Ethereum’s native token Ether (ETH) plunged sharply hours after the U.S. Federal Reserve released the minutes of their December meeting, showing that they eye a faster timetable for hiking interest rates in 2022.
The minutes showed that the Federal Open Market Committee (FOMC) is in favor of raising short-term rates “sooner or at a faster pace than participants had earlier anticipated.” According to the CME Group, trading in the interest-rate futures market showed a two-thirds possibility of the first increase in March.
Ether turned lower after the minutes were released, dropping by over 13.50% to as low as $3,300. Its plunge mirrored similar downside moves across the crypto market, with Bitcoin (BTC) shedding a little over 9% to nearly $42,100.
It appears traders decided to unwind tokens sitting atop better long-term profits than Bitcoin. For instance, Ether’s returns in the last 12 months — even after the Fed-led drop — came out to be around 175%. On the other hand, Bitcoin’s profits were nearly 15.75% in the same period.
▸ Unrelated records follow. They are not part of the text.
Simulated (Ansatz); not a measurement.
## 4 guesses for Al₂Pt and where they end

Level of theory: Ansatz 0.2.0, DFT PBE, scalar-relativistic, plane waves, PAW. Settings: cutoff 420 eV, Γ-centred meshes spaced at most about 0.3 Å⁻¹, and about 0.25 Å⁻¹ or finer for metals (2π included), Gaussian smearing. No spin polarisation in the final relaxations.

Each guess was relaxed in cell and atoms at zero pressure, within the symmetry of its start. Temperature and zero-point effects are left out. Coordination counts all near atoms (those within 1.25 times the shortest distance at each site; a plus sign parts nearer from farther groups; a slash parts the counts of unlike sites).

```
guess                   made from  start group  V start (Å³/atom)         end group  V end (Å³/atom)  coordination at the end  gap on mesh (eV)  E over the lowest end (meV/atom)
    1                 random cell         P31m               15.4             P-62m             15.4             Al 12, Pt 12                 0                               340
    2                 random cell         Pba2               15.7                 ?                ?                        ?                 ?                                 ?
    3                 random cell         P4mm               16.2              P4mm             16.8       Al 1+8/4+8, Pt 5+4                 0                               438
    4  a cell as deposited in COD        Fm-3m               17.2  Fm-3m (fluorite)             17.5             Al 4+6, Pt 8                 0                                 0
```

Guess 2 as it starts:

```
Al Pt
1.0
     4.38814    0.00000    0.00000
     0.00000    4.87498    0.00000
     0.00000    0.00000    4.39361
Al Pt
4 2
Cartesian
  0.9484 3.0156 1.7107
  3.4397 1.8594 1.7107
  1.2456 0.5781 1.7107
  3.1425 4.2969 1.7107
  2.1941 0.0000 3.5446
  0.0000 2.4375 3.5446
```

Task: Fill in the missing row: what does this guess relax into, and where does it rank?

Similarly, Ethereum’s top rival Solana (SOL) also logged more losses than Bitcoin, dipping by more than 13.75% after the Fed news. Nonetheless, its 12-month profits came out to be more than 7,500%, signaling further extreme corrections if the crypto market’s bias remains skewed toward the bears.
ETH/BTC reaches key rebound level
The pair dropped by a little over 5% to hit 0.077 BTC. In doing so, it also reached a critical support level near 0.078 BTC that has recently been instrumental in keeping Ether bullish against Bitcoin by limiting the former’s downside bias.
Meanwhile, the 0.078 BTC-support also appeared to be the lower trendline of Ether’s descending triangle. Descending triangles are continuation patterns that typically send the price in the direction of its previous trend after a consolidation period.
That increases Ether’s potential to remain stronger than Bitcoin in the long run, as long as it breaks above the triangle’s upper trendline with convincingly higher volumes.
Too soon to fear the Fed
For months, Fed officials were stuck to the opinion that higher inflation in the U.S. drew its inspiration from supply-chain bottlenecks, with chairman Jerome Powell asserting that it would resolve by itself. But in the latest meeting, he showed less conviction toward the so-called “inflation-is-transitory” narrative.
That is primarily because the U.S. consumer price index (CPI) reached a nearly 40-year high in November 2021, hitting 6.8% year-over-year. Meanwhile, core consumer prices, which exclude energy and food categories, rose to 4.7% from a year earlier; it came to be above the Fed’s preferred inflation target of 2%.
“There’s a real risk now, I believe, that inflation may be more persistent and…the risk of higher inflation becoming entrenched has increased,” said Powell on Dec. 15 last year after concluding the FOMC meeting.
Madison Faller, a global strategist at JPMorgan Private Bank, told Bloomberg that investors should not fear the Fed, noting that their three planned rate cuts in 2022 would do little in curbing down consumer prices. Excerpts from her statement:
“Growth and inflation will be decelerating throughout 2022, but nonetheless remain above historic trend levels. We think this will call for a much lower risk of a Fed-induced material market correction.”
As Cointelegraph also covered, fears of persistently higher inflation, which, in turn, tends to devalue cash, have prompted mainstream investors to park their money in the crypto sector.
For instance, Thomas Peterffy, the billionaire founder of brokerage firm Interactive Brokers Group Inc., admitted that he holds 2-3% of his net assets in crypto just in case the fiat money “goes to hell.” Likewise, Bridgewater Associates founder Ray Dalio revealed last year that his investment portfolio contains Bitcoin.
The outlook against inflation promised to offer some respite to Ether, which tends to tail the Bitcoin price movements.
Meanwhile, Sean Farrell and Will McEvoy, strategists at Fundstrat Global, noted that investors should increase their investments across the smart contracts sector to get the most from the next market rebound.
“Given the current macro backdrop, leverage within the Bitcoin market, and recent robustness seen in the altcoin market, we think it’s appropriate to be overweight Ethereum and other smart contract platforms,” they said in a note, adding:
“We probably would not bet the farm near-term on Bitcoin but think there is an opportunity in going long volatility via derivatives strategies.”